We will miss the selfish filthy stinking rich when the last one leaves

Young businessman next to the private jet airplane talking on the mobile phone.
A young businessman next to a private jet - EXTREME-PHOTOGRAPHER/Getty Images

It is almost catechism among the metropolitan chattering classes – of which yours truly counts herself a member – to despise ostentatious shows of wealth.

Bling is embarrassing, unless it is done ironically. Being open about earnings and money and the desire for more of it is painfully gauche. Showing a passionate regard for the size of one’s house, or swimming pool, or the luxury of one’s holiday, or – and this is more of a problem the higher up the social pecking order – the names in one’s little black book… all cringe.

It was in the heady 2000s, as a lifestyle journalist, that I had my first full-frontal exposure to the self-regarding hyper-consumption of those peddling the most meaningless of financial products. I didn’t like it much.

Flash forward and the cavorting City boy flush on clever trading sprees no longer really exists in plain sight. The visible flexing of financial muscles – with all the gaudy in-your-face-ness that goes with it – has been suppressed because the love of money is no longer something to be open about in Britain.

Still, obnoxious as stinking riches may be to those without them, Starmer – and Britain’s – war on money is a Pyrrhic victory.

It should be obvious to anyone with half a brain-cell that the more money sloshing around in these isles, the better it is for everyone. And yet the enduring idea, the backbone of the Left and the sustenance of its many intellectual luminaries, is that good restaurants, SUVs, and designer boutiques are a terrible sign of wealth that is “unequally distributed”.

Or is it, in fact, the cause? Either way, we now have a government that is motivated by the false idea that if we can only make it harder to make, keep and enjoy money, then somehow the poor will be less poor and Britain will become better, aka “fairer”. This is rubbish.
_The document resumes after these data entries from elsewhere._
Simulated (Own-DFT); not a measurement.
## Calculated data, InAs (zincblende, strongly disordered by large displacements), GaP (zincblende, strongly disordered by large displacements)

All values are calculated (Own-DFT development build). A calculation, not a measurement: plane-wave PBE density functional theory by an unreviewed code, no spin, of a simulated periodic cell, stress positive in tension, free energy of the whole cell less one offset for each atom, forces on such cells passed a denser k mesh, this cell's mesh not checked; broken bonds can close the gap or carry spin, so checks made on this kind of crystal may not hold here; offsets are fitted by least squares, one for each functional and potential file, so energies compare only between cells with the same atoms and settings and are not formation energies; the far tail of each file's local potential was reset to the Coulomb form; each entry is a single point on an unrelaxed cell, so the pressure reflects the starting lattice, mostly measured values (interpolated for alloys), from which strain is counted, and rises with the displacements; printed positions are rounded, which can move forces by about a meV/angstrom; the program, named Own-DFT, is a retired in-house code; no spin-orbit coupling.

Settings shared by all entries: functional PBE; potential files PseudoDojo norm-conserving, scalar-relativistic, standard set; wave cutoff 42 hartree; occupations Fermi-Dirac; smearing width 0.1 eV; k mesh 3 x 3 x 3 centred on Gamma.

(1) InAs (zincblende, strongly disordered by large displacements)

Last week, amid widespread horror at the tax raids his Government is promising in this week’s budget, Starmer claimed while in Samoa that “there is no reason” for the entrepreneurs and the super-successful to flee Britain as suggested by business insiders.

He pointed to his investment summit earlier this month in which Elton John, among other stars, was wheeled out to help persuade investors to park their cash in Blighty. Starmer said the summit had attracted £63 billion of inward investment: “evidence that what we are saying is attractive to investors”.

Hmm. Despite the promises of a few heavy-hitters, is there really “no reason” for entrepreneurs – those hungry for success and riches – to leave? On Friday, Starmer suggested that landlords and shareholders were not “working people”, and therefore those who have assets may not be protected by the manifesto pledge to freeze tax on income.

It is hard to think of anything worse for the supply of properties than a government that wants to go out of its way to punish those who own them.

Meanwhile, 30 MPs and peers have pressed Starmer for a “super-wealth tax” – 2 per cent tax on assets worth more than £10 million; another attempt to make Britain as unappealing a place as possible to be very successful.

MPs obsessed with bringing down the “super rich” want CGT and Inheritance Tax to be raised – again, as a punishment for profit, and as a clear announcement to the ambitious: don’t come to Britain unless you want the fruits of your hard work to be requisitioned for whatever grand project the state fancies at the time.

Not reassuring. Add in VAT on private school fees and the UK starts to become deeply unattractive to those keen on making money.

So no, Keir, there are indeed plenty of reasons for our most successful entrepreneurs to leave.

If Starmer just wanted to close a few loopholes benefiting the very richest of the rich, and the most tax-avoiding of huge corporates benefiting from a British base – purely with the end of raising money for the Treasury – then I might shrug.

But what’s going on here is a wannabe socialist project obsessed with “more equal distribution”. It is motivated by a thick-headed meanness, in which success is a zero-sum game.

How wreckingly dumb can you be not to see that Britain will thrive when there are more, not less, people desperate to come here to make and spend money, to buy and rent out property?

Britain’s darkness is now emphasised by the attitude of our European neighbours: Portugal, Italy, and Austria have worked out that to get their countries back on track and out of economic holes, they need to attract young and ambitious entrepreneurs, with huge tax breaks, and the promise of EU citizenship.

And lo and behold, some of our best and brightest have already packed up shop and moved down south where they find their ambition is rewarded – and the sun shines down on their efforts.